The incident was reported at 10:28 p.m.

Froehlich said the offense carries a maximum penalty of five years in prison and a $50,000 fine.

Juneau District Judge Peter B. Froehlich told Moritz he was requiring such a high bail, in part because of his lack of ties to the community.

Moritz told Froehlich he was homeless and jobless, with no income and no money saved.

Supreme Court decision to affect Alaska

ANCHORAGE - A new U.S. Supreme Court decision may change how judicial sentences are meted out in Alaska.

Prosecutors across the state have been asked to reevaluate pending plea agreements, and Department of Law officials are studying the high court's opinion to better grasp how the state's legal system will be affected.

"We do believe it's going to impact the presumptive sentencing scheme here in Alaska," said Department of Law spokesman Mark Morones. "Whatever plea agreements that are out there that could be impacted by this decision, those agreements are being withdrawn. They're going to have to take a look at it again in light of the decision."

The Supreme Court ruled Thursday that juries - not judges - must decide whether to impose sentences beyond the guidelines.

Stranded travelers escorted from Chicken

ANCHORAGE - Remaining travelers stranded by wildfires safely left the tiny community of Chicken early Saturday and fire managers planned to reopen the Taylor Highway on a limited basis beginning at midnight if conditions allowed.

Several dozen vehicles were escorted on the highway overnight, most arriving at Tok, about 70 miles to the southwest, by 8 a.m. Saturday. An earlier convoy of 70 vehicles left Chicken early Friday.

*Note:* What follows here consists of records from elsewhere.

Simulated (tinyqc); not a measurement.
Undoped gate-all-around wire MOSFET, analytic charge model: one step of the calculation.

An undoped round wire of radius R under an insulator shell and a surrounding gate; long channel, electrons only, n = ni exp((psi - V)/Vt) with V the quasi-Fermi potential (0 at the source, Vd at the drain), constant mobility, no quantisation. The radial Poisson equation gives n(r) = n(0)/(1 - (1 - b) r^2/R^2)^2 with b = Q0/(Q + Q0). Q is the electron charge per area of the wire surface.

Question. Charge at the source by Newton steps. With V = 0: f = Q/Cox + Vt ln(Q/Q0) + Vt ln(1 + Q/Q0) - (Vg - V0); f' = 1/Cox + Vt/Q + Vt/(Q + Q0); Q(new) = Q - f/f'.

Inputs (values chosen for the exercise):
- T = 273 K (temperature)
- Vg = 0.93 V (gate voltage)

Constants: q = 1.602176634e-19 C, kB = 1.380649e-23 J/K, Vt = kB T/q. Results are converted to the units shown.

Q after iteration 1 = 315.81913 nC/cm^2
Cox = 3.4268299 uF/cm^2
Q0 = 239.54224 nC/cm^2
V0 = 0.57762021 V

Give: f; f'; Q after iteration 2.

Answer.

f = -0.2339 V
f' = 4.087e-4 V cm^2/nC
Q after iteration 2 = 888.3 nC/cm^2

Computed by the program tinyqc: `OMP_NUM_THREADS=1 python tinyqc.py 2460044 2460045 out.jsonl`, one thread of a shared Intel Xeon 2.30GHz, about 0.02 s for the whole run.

Three fires prompted the closure Thursday of a 90-mile stretch of the highway on both sides of the old mining community of 21 people. The closure stranded about 200 residents, travelers and seasonal miners.

Saturday started a bit quieter with cooler temperatures, but conditions heated up as the day wore on and winds picked up in the 10-mph range.

Fueled by hot dry conditions all week, the Chicken fire - with its north flank about a mile south of the community - had grown to an estimated 37,000 acres and merged with the 8,800-acre Wall Street fire, about eight miles east of Chicken.

Closer to Tok, the Porcupine fire was estimated at 45,000 acres. The Billy Creek fire, about 60 miles northwest of Tok, was estimated at more than 50,000 acres.

Blunder puts crimp in crab boat buyout

ANCHORAGE - Federal officials are halting a planned $100 million government buyout of Bering Sea king and snow crab boats, citing a bureaucratic blunder.

The temporary stop could mean some boat owners who thought they were selling out of the fishery and retiring their boats won't be bought out. It also could force another vote of crabbers on whether they want to proceed with the buyout program.

Phil Smith, a National Marine Fisheries Service manager in Juneau, said historical catch records were miscalculated on some of the 28 boats the agency recently announced would be bought out.

The government sought to retire boats with the strongest fishing records, leaving more crab to go around for the roughly 230 boats remaining in the oversized and economically distressed fleet.

But NMFS officials mistakenly overstated the catch history of those boats that have more than one owner, Smith said. So, for a boat with two or three owners, the boat's catch history was incorrectly doubled or tripled, he told the Anchorage Daily News.